SO OF COURSE IT WOULD FOLLOW THAT R, E TO THE "I" THETA,
= R x COSINE THETA + "I" SINE THETA.
BEFORE WE SHOW THE NEXT STEP,
WHAT WE SHOULD RECOGNIZE HERE IS THAT OUR ARGUMENT, THETA,
ENDS UP AS THE ANGLE FOR SINE AND COSINE.
SO NOW IF WE TAKE THIS AND RAISE IT TO THE POWER OF N,
THIS IS R TO THE FIRST POWER.
SO WE WOULD HAVE R TO THE N, E TO THE "I" N THETA.
WELL, NOW OUR ARGUMENT IS N THETA INSTEAD OF THETA,
SO NOW WE COULD SAY THIS WOULD BE EQUAL TO R TO THE N
x COSINE N THETA + "I" SINE N THETA.
AND THIS IS DE MOIVRE'S THEOREM,
THAT STATES THAT THIS RAISED TO THE POWER OF N
= R TO THE N x THE QUANTITY COSINE N THETA
+ "I" SINE N THETA.
LET'S GO AHEAD AND SEE IF WE CAN APPLY THIS.
WE WANT TO REWRITE THIS IN RECTANGULAR FORM,
BUT WHAT WE'LL DO FIRST IS EVALUATE THIS
USING DE MOIVRE'S THEOREM,
AND THEN WE'LL CONVERT THIS TO RECTANGULAR FORM.
SO THIS WOULD BE THE SAME AS 2 TO THE 3rd POWER
x THE COSINE OF 3 x 3PI/4 + "I" SINE OF 3 x 3PI/4.
SO WE CAN SEE OUR ANGLE IS GOING TO BE 9PI/4,
SO WE'LL HAVE 8 x COSINE 9PI/4 + "I" SINE 9PI/4.
LET'S TAKE A LOOK AT THE ANGLE 9PI/4.
9PI/4 WOULD BE COTERMINAL WITH AN ANGLE OF 9PI/4 - 2PI.
WELL, 2PI IS THE SAME AS 8PI/4, SO THIS WOULD EQUAL PI/4.
SO THIS ANGLE IS COTERMINAL WITH PI/4,
SO WE'LL USE THAT AS OUR REFERENCE ANGLE.
THIS IS 45 DEGREES IN THE FIRST QUADRANT.

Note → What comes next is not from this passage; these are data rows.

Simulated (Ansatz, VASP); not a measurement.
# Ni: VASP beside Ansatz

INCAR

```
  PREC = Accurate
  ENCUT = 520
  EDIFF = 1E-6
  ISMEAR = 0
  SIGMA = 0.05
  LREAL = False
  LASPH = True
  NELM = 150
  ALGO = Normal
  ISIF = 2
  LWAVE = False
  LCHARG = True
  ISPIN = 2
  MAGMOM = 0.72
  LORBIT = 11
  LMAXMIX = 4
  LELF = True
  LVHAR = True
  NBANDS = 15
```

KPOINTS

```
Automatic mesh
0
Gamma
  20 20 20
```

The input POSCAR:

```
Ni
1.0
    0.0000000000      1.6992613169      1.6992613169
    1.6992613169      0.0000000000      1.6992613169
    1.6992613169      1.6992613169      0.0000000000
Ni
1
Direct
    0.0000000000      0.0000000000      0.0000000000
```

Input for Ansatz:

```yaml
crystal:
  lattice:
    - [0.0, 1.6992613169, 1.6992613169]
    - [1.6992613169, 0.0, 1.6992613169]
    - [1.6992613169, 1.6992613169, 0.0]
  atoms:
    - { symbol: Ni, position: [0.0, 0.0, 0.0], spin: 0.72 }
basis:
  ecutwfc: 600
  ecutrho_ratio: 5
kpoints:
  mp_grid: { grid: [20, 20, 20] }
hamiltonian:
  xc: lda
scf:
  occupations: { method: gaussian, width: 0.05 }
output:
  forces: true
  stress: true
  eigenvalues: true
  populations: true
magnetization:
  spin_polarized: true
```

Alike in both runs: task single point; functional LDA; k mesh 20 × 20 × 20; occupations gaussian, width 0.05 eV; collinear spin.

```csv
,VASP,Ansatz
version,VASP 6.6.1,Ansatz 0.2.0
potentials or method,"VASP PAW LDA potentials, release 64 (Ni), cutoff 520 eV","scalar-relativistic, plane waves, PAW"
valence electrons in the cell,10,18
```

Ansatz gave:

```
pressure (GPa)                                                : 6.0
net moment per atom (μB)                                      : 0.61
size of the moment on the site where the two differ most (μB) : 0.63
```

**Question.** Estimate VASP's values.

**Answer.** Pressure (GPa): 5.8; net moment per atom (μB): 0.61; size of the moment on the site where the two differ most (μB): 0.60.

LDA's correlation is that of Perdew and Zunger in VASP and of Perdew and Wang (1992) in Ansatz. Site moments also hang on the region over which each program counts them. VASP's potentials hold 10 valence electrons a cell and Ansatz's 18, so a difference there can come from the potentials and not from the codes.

SO WE HAVE 8 x THE COSINE OF 9PI/4.
THAT WOULD BE 1/SQUARE ROOT 2,
OR SQUARE ROOT 2/2 IF WE RATIONALIZE IT,
AND THE SAME FOR THE SINE OF 9PI/4, 1/SQUARE ROOT 2,
OR RATIONALIZED WOULD BE SQUARE ROOT 2/2.
SO WE HAVE 4 SQUARE ROOT 2 + 4I SQUARE ROOT 2.
SO YOU CAN SEE IF WE CONVERTED IT TO RECTANGULAR FORM FIRST
AND THEN TRIED TO CUBE IT, IT WOULD BE A LOT MORE WORK.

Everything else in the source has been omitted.